Cloud has been the new darling in the world of computing and Microsoft has provided once again developers a new compeling platform to build their new generation applications on. In this picture enters SQL Azure, a cloud-based edition of Microsoft’s leading database product, Microsoft SQL Server. One would ask how one designs an RDBMS database for the cloud and specifically for the Azure platform. It is basically easy to create a simple database in SQL Azure but database creation and database design are two different life forms. So we ask, how are databases be in the cloud and in SQL Azure? In this blog, I hope to provide an answer.
Scale Out
First and foremost, the cloud has been one of the primary solutions to consider when an application is in the realm of a massive scalability issue. Or to put it in another perspective, the Cloud was both a catalyst of the emergence of extremely large applications and a result of the webification of a lot of things. Design considerations need to factor in unheard of scales that can span from almost everywhere. Bandwidth needed is of the global scale, hard disk space are in the petabytes, and users are in the millions. When you talk about building an application to handle this scale, one can’t do anymore the usual stuff any one of us used to do. One now needs to think massively in terms of design. E.g. No single piece of hardware can handle the kind of scale I just mentioned. So how does one design a simple database that is intended to scale up to the degree that I just mentioned?
The Problem
Supposing, we have a great idea of developing the next big thing and we named it FreeDiskSpace. FreeDiskSpace allows us to upload massive amounts of files where files can be anything one can think of. The scale of this next big thing is thought to be in the range of having 500 million users scattered around the globe with each users allowed to upload an unlimited amount of files.
The Challenge
With such order of magnitude, the many challenges we will be facing will definitely lead and force us to question every bit of our knowledge and development capability that we might have been using when we are used to doing gigs in the few GBytes of databases with a few thousand users. If what is allowed makes each user upload files in the range of not less than 5GB, one would need to store 2,500 petabytes worth of files. How does one store 2,500 petabytes worth of files and manage the uploading/downloading of 500 million users?

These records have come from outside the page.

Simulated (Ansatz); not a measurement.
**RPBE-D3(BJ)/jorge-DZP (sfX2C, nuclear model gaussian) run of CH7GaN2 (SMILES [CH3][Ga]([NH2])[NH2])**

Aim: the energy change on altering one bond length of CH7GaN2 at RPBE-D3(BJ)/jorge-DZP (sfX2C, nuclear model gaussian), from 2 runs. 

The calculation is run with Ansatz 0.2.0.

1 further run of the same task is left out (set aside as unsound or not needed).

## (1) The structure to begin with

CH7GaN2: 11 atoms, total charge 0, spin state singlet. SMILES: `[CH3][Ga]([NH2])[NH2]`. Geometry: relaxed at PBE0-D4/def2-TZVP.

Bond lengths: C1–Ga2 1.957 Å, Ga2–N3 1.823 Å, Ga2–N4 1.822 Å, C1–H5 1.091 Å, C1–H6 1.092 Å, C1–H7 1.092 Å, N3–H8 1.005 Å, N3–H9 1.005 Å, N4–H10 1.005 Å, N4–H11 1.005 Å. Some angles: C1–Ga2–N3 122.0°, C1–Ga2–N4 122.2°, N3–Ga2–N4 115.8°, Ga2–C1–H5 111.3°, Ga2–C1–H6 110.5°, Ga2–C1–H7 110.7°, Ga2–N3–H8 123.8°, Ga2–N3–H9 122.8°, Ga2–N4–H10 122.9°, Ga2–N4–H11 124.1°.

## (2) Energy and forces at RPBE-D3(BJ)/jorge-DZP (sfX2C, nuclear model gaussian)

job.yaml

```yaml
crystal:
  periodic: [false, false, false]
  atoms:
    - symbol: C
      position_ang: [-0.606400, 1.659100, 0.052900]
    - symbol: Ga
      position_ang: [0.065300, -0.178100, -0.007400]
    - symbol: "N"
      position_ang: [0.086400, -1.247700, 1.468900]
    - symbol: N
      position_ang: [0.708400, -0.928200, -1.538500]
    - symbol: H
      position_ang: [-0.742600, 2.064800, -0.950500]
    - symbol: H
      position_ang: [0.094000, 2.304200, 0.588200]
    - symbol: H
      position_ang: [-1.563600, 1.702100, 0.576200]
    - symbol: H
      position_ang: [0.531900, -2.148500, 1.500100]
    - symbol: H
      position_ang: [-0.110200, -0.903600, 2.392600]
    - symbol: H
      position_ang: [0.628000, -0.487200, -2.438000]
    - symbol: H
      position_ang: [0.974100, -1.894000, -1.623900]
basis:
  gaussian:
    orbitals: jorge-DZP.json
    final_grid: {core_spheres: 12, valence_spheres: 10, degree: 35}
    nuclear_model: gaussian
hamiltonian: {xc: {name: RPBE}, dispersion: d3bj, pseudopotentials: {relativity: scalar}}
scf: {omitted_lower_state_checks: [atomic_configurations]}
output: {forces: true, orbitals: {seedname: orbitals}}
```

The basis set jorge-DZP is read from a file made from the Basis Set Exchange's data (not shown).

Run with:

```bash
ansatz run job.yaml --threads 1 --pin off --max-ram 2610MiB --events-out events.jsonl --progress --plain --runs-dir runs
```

In the Cloud, you are less likely to see a bunch of supercomputers handling this kind of scale. Rather, you are more likely to see hundreds of thousands of commodity servers woven together forming a cohesive unit. Making use of these mesh to behave like it is as if it is operating as a unit requires design patterns that are more appropriate for these environments.
Database Sharding in SQL Azure
First, what is database sharding. To put it simply, database sharding is a design pattern to split up data into shards or fragments where each shard can be run on its own on a separate instance running on a separate server located somewhere. Each shard contains the same structure as that of another but contains different subsets of data.
Current version of SQL Azure offers NO feature that handles automatic scaling. This will surely change in the near future as everybody doing applications handling these massive loads will somehow need an automatic way to allow the application to handle this amount of load and data easily. One way that is guaranteed to be commonly used will be sharding databases. However for now, sharding in SQL Azure isn’t automatic. If one needs to shard, one needs to do it by hand. As I have said, in the future, Microsoft will be compelled to give us an easy way to practice sharding. Hopefully, that future is near.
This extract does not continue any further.